A book what I wrote

knightIt had to happen eventually. I decided it was time I nailed my colours to the mast and said what I actually think about consciousness in book form: and here it is (amazon.com, amazon.co.uk). The Shadow of Consciousness (A Little Less Wrong) has two unusual merits for a book about consciousness: it does not pretend to give the absolute final answer about everything; and more remarkable than that, it features no pictures at all of glowing brains.

Actually it falls into three parts (only metaphorically – this is a sturdy paperback product or a sound Kindle ebook, depending on your choice). The first is a quick and idiosyncratic review of the history of the subject. I begin with consciousness seen as the property of things that move without being pushed (an elegant definition and by no means the worst) and well, after that it gets a bit more complicated.

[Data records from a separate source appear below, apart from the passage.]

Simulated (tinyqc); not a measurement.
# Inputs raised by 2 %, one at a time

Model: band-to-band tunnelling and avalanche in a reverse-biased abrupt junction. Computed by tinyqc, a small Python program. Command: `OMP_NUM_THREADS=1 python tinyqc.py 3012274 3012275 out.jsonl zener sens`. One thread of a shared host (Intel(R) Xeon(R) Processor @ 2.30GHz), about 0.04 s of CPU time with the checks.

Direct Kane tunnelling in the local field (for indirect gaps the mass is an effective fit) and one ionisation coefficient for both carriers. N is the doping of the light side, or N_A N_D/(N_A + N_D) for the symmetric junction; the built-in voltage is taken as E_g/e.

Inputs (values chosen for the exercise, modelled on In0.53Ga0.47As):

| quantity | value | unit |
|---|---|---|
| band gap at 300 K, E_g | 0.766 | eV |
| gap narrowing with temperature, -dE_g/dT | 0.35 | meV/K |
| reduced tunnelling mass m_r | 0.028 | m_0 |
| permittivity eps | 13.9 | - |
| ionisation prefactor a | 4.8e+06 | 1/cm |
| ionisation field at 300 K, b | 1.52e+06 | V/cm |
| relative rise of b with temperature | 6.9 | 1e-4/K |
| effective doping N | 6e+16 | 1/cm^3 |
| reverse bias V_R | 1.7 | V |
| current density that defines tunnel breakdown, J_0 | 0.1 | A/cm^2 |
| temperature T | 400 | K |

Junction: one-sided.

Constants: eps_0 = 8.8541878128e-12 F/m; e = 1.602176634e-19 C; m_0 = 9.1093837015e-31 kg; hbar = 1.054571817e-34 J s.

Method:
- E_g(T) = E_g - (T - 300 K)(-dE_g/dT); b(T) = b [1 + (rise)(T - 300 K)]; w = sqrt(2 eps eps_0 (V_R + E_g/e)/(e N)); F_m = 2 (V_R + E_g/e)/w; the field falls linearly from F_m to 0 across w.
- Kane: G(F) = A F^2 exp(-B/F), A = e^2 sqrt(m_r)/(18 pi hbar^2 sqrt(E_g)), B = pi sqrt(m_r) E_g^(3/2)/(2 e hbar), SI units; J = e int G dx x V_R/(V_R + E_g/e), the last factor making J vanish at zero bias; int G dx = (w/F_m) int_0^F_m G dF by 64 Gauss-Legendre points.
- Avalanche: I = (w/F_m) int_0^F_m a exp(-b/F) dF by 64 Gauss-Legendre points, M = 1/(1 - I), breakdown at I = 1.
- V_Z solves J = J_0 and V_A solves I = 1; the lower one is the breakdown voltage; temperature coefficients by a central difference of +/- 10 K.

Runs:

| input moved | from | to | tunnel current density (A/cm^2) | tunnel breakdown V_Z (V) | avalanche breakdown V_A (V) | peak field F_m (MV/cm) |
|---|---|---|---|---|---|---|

The underlying theme here is how the question itself has changed over time, and crucially become less a matter of intellectual justifications and more a matter of practical blueprints for robots. The robots are generally misconceived, and may never really work – but the change of perspective has opened up the issues in ways that may be really helpful.

The second part describes and solves the Easy Problem. No, come on. What it really does is look at the unforeseen obstacles that have blocked the path to AI and to a proper understanding of consciousness. I suggest that a series of different, difficult problems are all in the end members of a group, all of which arise out of the inexhaustibility of real-world situations. The hard core of this group is the classical non-computability established for certain problems by Turing, but the Frame Problem, Quine’s indeterminacy of translation, the problem of relevance, and even Hume’s issues with induction, all turn out to be about the inexhaustible complexity of the real world.

I suggest that the brain uses the pre-formal, anomic (rule-free) faculty of recognition to deal with these problems, and that that in turn is founded on two special tools; a pointing ability which we can relate to HP Grice’s concept of natural meaning, and a doubly ambiguous approach to pattern matching which is highlighted by Edelman’s analogy with the immune system.

The third part of the book tackles the Hard Problem. It flails around for quite a while, failing to make much sense of qualia, and finally suggests that in fact there is only one quale; that is, that the special vividness and particularity of real experience which is attributed to qualia is in fact simply down to the haecceity – the ‘thisness’ of real experience. In the classic qualia arguments, I suggest, we miss this partly because we fail to draw the correct distinction between existence and subsistence (honestly the point is not as esoteric as it sounds).

Along the way I draw some conclusions about causality and induction and how our clerkish academic outlook may have led us astray now and then.

Not many theories have rated more than a couple of posts on Conscious Entities, but I must say I’ve rather impressed myself with my own perspicacity, so I’m going to post separately about four of the key ideas in the book, alternating with posts about other stuff. The four ideas are inexhaustibility, pointing, haecceity and reality. Then I promise we can go back to normal.

I’ll close by quoting from the acknowledgements…

… it would be poor-spirited of me indeed not to tip my hat to the regulars at Conscious Entities, my blog, who encouraged and puzzled me in very helpful ways.

Thanks, chaps. Not one of you, I think, will really agree with what I’m saying, and that’s exactly as it should be.